[Linux-cluster] Slowness above 500 RRDs

Mon Apr 23 21:17:18 UTC 2007

On Sat, Apr 21, 2007 at 01:59:52PM +0200, Ferenc Wagner wrote:
> I modified librrd to use flock instead if the LIBRRD_USE_FLOCK
> environmental variable is defined.  It makes this case evenly slow
> (with SHRINK_CACHE_MAX et al. left at their defaults):
> 
> filecount=500
>   iteration=0 elapsed time=10.335737 s
>   iteration=1 elapsed time=10.426273 s
>   iteration=2 elapsed time=10.634286 s
>   iteration=3 elapsed time=10.342333 s
>   iteration=4 elapsed time=10.458371 s
> total elapsed time=52.197 s
> 
> (The same for 501 files).  strace -T reveals an irregular pattern here:
> 
> filecount=5
> flock(3, LOCK_EX)                       = 0 <0.000116>
> flock(3, LOCK_EX)                       = 0 <0.000261>
> flock(3, LOCK_EX)                       = 0 <0.000113>
> flock(3, LOCK_EX)                       = 0 <0.037657>
> flock(3, LOCK_EX)                       = 0 <0.000093>
>   iteration=0 elapsed time=0.04244 s
> flock(3, LOCK_EX)                       = 0 <0.000094>
> flock(3, LOCK_EX)                       = 0 <0.037314>
> flock(3, LOCK_EX)                       = 0 <0.000105>
> flock(3, LOCK_EX)                       = 0 <0.038323>
> flock(3, LOCK_EX)                       = 0 <0.000087>
>   iteration=1 elapsed time=0.079957 s
> [...]

I suspect what's happening here is that another node is mounting the fs,
causing some of the dlm resource-directory lookups to be remote -- those
are the ones taking the longer time.  To verify, you could run this same
test with just the one node mounting the fs, then all should be uniformly
quick.  No way to change this.

> So I've got the impression that flock is slower than fcntl locking.
> The difference probably erodes with greater number of files, both
> being equally slow.  I must be missing something, it's just the
> opposite of what you suggest.

I suspect that the faster fcntl results below 1000 (shown in your other
email) are a result of the cache you were adjusting of recently used dlm
locks.  Once the number of files/locks exceeds SHRINK_CACHE_MAX, then the
cache is useless and you see plocks a bit slower than the flocks (although
I'm surprised, I expected them to be slower than you've shown.)

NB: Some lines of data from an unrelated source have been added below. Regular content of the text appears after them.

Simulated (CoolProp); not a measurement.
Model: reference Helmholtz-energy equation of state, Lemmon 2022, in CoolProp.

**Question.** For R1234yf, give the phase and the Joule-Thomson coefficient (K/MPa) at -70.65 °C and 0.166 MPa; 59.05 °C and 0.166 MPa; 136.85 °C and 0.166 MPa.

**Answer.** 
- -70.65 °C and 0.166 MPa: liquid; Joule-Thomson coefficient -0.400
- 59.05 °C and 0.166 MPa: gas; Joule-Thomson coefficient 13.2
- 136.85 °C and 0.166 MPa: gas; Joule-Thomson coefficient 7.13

I'm going to write a quick test to simulate what you're doing here to
verify these suspicions.

> Also, what's that new infrastructure?  Do you mean GFS2?  I read it
> was not production quality yet, so I didn't mean to try it.  But again
> you may have got something else in your head...

GFS1 and GFS2 both run on the new openais-based cluster infrastructure.
(in the cluster-2.00.00 release, and the RHEL5 and HEAD cvs branches).

Dave